High temperature stainless steel corrosion resistance

A thorough analysis of the environment is required and again, the corrosion tables should be used as a guide only. Note must be taken of contaminants such as Sulphur (S), Hydrogen Sulphide (H2S), Vanadium (V) or Chloride (Cl-) in the fuels or environments.

In oxidising conditions at medium - elevated temperatures a protective oxide will be formed which, even in the presence of Sulphur, may be protective.  At higher temperatures (>850ºC) the surface film may break down with a sudden increase in scaling. Under extreme conditions of high temperature and corrosion a protective film may not even form.


A brief overview of high temperature conditions is given below:


In non-fluctuating temperature (isothermal) service, the oxidation resistance of stainless steel depends on the Chromium content.  Steels with less than 18%Cr are limited to temperatures of about 800ºC; those between 18-20%Cr are useful to 920ºC to and above 1100ºC a minimum of 25%Cr is required.  In many applications, conditions are not isothermal and spalling of the oxide from the base metal can occur due to differences in expansion/contraction between the metal and its oxide.  It is thus necessary to consider the figures quoted for “intermittent” operations for these applications.  Additions of Nickel (Ni) to steel improve its spalling existence by reducting the differences in the coefficient of expansion of the oxide and base metal.

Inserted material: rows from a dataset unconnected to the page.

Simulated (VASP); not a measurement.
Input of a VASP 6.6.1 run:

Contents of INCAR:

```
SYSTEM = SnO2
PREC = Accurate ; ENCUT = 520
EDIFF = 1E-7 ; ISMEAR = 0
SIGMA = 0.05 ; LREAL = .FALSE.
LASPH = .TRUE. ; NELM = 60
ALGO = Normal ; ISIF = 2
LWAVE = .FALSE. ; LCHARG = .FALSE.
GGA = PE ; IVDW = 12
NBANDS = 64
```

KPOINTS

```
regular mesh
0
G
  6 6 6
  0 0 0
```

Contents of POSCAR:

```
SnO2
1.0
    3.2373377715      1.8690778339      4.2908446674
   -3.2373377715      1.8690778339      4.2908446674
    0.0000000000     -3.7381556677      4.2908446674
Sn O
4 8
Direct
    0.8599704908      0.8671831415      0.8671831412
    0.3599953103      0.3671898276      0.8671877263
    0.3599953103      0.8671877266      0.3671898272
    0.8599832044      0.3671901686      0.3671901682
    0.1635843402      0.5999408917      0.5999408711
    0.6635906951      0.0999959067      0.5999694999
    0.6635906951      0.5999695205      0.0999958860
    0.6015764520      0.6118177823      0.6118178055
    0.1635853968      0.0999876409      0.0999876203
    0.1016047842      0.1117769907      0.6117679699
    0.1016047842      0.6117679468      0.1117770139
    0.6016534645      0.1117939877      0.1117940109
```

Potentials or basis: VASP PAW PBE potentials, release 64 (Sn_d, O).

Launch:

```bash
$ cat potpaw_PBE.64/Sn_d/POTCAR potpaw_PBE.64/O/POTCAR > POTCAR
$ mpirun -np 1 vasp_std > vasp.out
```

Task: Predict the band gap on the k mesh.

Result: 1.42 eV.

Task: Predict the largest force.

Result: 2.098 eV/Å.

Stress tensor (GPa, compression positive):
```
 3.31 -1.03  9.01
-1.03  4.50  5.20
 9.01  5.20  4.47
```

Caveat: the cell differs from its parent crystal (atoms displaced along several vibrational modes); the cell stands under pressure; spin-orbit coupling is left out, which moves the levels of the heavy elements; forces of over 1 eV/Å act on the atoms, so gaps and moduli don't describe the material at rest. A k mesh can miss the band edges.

Sulphur (S) in various forms, even in small quantities, accelerates corrosion in many environments.  Sulphur Dioxide (SO2), Hydrogen Sulphide (H2S), and Sulphur (S) are the most corrosive forms with Sulphur vapour and H2S being the most aggressive.  Sulphur (S) at high temperatures (>850ºC) forms metal Sulphides with lower melting point temperature than their oxide counterparts.  These Sulphides do not produce protective films and high corrosion rates result.  Resistance to Sulphidation depends on Chrome and Nickel content.


Low Chromium steels adequately resist attack in relatively low H2S levels.  In applications involving high hydrogen pressures, a minimum of 17%Cr is required.  The Austenitic grades have been successfully used in H2S environments - the scaling rate increasing with increasing H2S concentration and temperature.


Sulphur vapour readily attacks the austenitic (Cr-Ni) and ferritic (Cr) grades at temperatures approaching 540ºC. Higher Cr-Ni grades such as grade AISI 310 give good service between 550 and 650ºC.